This blog and others have asked the format question before: In what format do you prefer to listen to and collect your music? It's a question that will be asked for a long time too, now that music is available in four formats.

I prefer digital music because it is cheap, easily backed up, easily transferred, and easily stored. More than half of my listening is done via iPod. When I must buy music in a physical format, I prefer compact discs because of the ease of creating mp3s from them.

I'd like to start collecting records, but the cost of buying records is the only hurdle. To illustrate how expensive records are, I went on to Amazon to check prices for random recordings in various formats.

Here's a sampling of what I found:

Enslaved, Vertabrae: CD, $14; mp3, $8; LP, $44
Death, Leprosy: CD, $9; mp3, $8; LP, $38
Christian Mistress, Possession: CD, $14; mp3, $8; LP, $19
Yob, Atma: CD, $13; mp3, $10; LP, $20
Revocation, Chaos of Forms: CD, $10; mp3, $9; LP, $27

Buying on vinyl assumes that a recording is available on vinyl at all. Vinyl albums are far more likely to be released in limited print runs, which further drives up the cost per copy. Per Recording Industry Association of America (RIAA) statistics, in 2009 just 4 million vinyl records were sold. Per those same RIAA statistics, 83.1 million mp3 albums were downloaded and 225.8 million CD albums were sold. From the recording industry's perspective, vinyl records are an affectation.

Fortunately, there's a technology which exists now that could drastically lower the manufacturing cost of vinyl records. The technology in question is called 3-D printing. A 3-D printer is similar to an inkjet printer. Instead of making what is essentially 2-D text on a piece of paper, a 3-D printer can create a replica of an object using digital specifications. The concept behind a 3-D printer is simple: make sure the machine's got the right precursor chemicals and is physically large enough for the end product, load the spec, and press Start. The machine will extrude the chemicals in layers until it achieves the desired result. There are other forms of 3-D printing, but I believe chemical extrusion is the method for printing a vinyl record.
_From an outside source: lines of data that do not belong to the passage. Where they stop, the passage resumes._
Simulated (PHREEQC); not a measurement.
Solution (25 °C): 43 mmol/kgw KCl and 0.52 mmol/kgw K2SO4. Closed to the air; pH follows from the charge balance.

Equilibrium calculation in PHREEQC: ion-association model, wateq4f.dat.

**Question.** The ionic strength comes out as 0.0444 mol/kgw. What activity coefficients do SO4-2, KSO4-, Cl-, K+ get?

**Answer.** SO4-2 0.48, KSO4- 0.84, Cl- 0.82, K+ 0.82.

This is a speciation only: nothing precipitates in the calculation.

3-D printing is a not a new concept, but it is slowly entering the public conscience. A cursory look around the internet shows that companies are using 3D printing for manufacturing prototypes, design work, and low volume but high quality manufacturing runs. As an example of how accurate and cost effective 3-D printing can be, Renault's Formula 1 team uses 3-D printers to manufacture components.

"Low volume but high quality" describes a metal label's vinyl record manufacturing needs. When a label pays for a printing run of hundreds or thousands of vinyl albums, it's taking a financial risk. I googled a vinyl record pressing service and checked the pricing of the first company that came up, which was Rainbo Records. Rainbo will print 1,000 vinyl albums for $2,500, with each subsequent pressing of 1,000 copies costing $1,700. Pressing 100 vinyl albums at a time will cost $879.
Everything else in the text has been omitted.